Article and Artifact — Digitization's Dilemma: A True Story
While the stakes may not seem as high as in the legend, the risks are plain, clear, and much discussed in library and publishing literature. For any organization that wishes to preserve or archive its resources, digitization can be both a blessing and a curse. Easier access versus preservation concerns may not be possible to reconcile completely.
On a day-to-day level, the limitations of some digital resources are painfully evident. Particularly on a micro-level. For example, not only are some journal articles unavailable in full-text electronically, but the specific digital format can make a big difference in its usability.
In other words: things are not always what they seem. This was brought home to me recently. We received an advance copy of the December issue of Naval History, which included a brief article by naval historian Paul Stillwell, featuring my wife's step-father, John L. McCrea (the Admiral). Seeing that this journal is included in EBSCO's Academic Search Premier database and is available outside the Library with a library card, I thought "great!" — we can let people know they can find the article there.

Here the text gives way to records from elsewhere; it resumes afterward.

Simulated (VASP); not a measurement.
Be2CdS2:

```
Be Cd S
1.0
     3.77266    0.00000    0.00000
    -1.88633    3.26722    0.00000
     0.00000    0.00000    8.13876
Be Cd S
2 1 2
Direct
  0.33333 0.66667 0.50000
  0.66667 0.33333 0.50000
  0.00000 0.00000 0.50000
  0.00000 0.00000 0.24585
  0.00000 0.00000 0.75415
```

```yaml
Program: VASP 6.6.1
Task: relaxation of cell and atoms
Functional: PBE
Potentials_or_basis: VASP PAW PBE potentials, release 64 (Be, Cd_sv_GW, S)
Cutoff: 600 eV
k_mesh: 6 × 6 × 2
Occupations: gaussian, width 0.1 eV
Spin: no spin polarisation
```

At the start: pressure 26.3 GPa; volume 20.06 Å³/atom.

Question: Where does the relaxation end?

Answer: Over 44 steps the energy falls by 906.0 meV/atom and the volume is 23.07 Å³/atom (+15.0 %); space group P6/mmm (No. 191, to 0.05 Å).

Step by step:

But, uh, when I looked at the online article — which can be accessed here (you'll need a library card to get this if you're outside the Library) — it turned out to be in HTML only. Where are the pictures!?! In the original, there's a great photo of the Navy's first aircraft from 1911, about which the Admiral reminisces in his memoirs. Plus a picture of him as a midshipman.
Well, since these pictures were scanned in at home, I've decided that as a gesture of the holiday spirit I will post them (uncropped) here. Plus, a couple of bonus pictures not included in the article. Enjoy, and have great end of the year holidays!
Short note about the Admiral: For information about his fascinating career, please read Paul Stillwell's article — you also can find out some things in various online sources. Admiral McCrea was a true Navy man who loved a good "yarn." In his later years he decided to do an oral history about his experiences during over 40 years in the service. That is the basis of the memoir mentioned in the article.
When the Admiral passed away in early 1990, at almost 99, he was buried with full military honors in Arlington National Cemetery. Afterward, at the reception, some of the men who had served under him on the battleship Iowa as youngsters, in 1990 in their mid- to late-60s, wept, unable to choke back their tears as they struggled to say what he meant to them.